One-Quarter

January 30, 2017 at 9:54 pm (Love and CJ, Mum Stuff)

As I was sitting in a doctor’s waiting room today, I realised something.

My job as a parent is to love my kids and help them grow up to be vaguely functional, content, and decent adults (to the extent that is possible). John Scalzi recently wrote a lovely post on his daughter’s 18th, opening with:

Here is a true thing: In the grand scheme of things, I’ve only had three things I wanted to do with my life. The first was to be a writer. The second was to be a good husband. The third was to make sure that any kid I had made it through their childhood without want or fear, and knowing that they were loved. When I was younger, I figured if I could manage those three things, then at the end of my days I could leave this planet with a content heart.”

As you know, dear reader, Louisette just turned five. She is a schoolgirl now, not a baby or a toddler or a pre-schooler or even an “under-five”.

If you consider adulthood to fall around the age of twenty, then my vital task of being the mother of this particular child is already one-quarter finished. Obviously I’ll still be Louisette’s mother after that, but we will both be adults – equals – and, I hope, friends.
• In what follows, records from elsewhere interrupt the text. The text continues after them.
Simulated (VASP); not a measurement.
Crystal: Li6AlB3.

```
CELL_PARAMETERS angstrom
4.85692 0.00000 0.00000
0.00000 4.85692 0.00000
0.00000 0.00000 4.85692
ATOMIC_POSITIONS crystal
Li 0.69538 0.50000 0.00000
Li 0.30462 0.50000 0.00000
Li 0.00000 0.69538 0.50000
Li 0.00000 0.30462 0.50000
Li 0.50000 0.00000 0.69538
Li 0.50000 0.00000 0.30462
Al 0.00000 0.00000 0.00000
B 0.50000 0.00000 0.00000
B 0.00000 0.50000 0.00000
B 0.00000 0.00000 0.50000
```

Five and a bit years ago, Louisette opened her eyes for the first time.

Now she walks and talks and has opinions and best friends and flaws and skills and dreams. She is herself; different to anyone else in the world.

Another five years, and she’ll be ten. Tall and long-haired, and showing the first signs of puberty. Ten year olds can have intelligent conversations with anyone. They’re smarter and better than most adults, to be honest. When I taught K-10 Indonesian, it was the ten-year olds that I liked the most.

Five years after that, she’ll be fifteen, and utterly different. She’ll have a much better idea of who she is and who she wants to be. She’ll be well past puberty; wearing bras and flirting with boys. Maybe even dating (ugh! no!). She’ll have secrets from me—important secrets. She might barely speak to me at all. She might be learning to drive, or deciding where to apply for her first job. Any movie I can watch, she can watch with me.

Five years after that, she’ll be twenty. She’ll be her own creature more than she is mine, even if we still share the same house. She’ll probably already have at least one serious heartbreak behind her. She can think rationally about marriage, and will know whether she wants children or not.

Five years after that, I might be a grandmother.

All that in the blink of an eye.

 

Time for another collage! Stat!

 

 

 

 

That final photo was taken by http://thorsonphotography.com.au at the National Arboretum.

And I’ll end with another great quote from another great author (in this case, Pamela Freeman*), who is a facebook friend of mine (I knew her before she was as famous as she is now) and said, “Here’s another weird thought: she might be a quarter of the way towards being adult, but it’s the most important quarter. You’ve laid down positive brain chemistry, taught her how to love and how to think, and whatever you’ve done now is likely it: even puberty won’t shape her brain more than you have already done. I find this both scary and reassuring.”

Writers make the best facebook comments.

Since I seem to be quoting writers today, here’s some Tolstoy: “From the child of five to myself is but a step. But from the newborn baby to the child of five is an appalling distance.”

Which is more or less what Pamela Freeman (and various psychologists) said, but in Tolstoy’s inimitable style.

*She writes a bunch of different genres from historical drama to glorious fantasy to children’s books. I just finished reading the second “Princess Betony” book with Louisette, a chapter a night (and freely altering the scary bits to be less scary).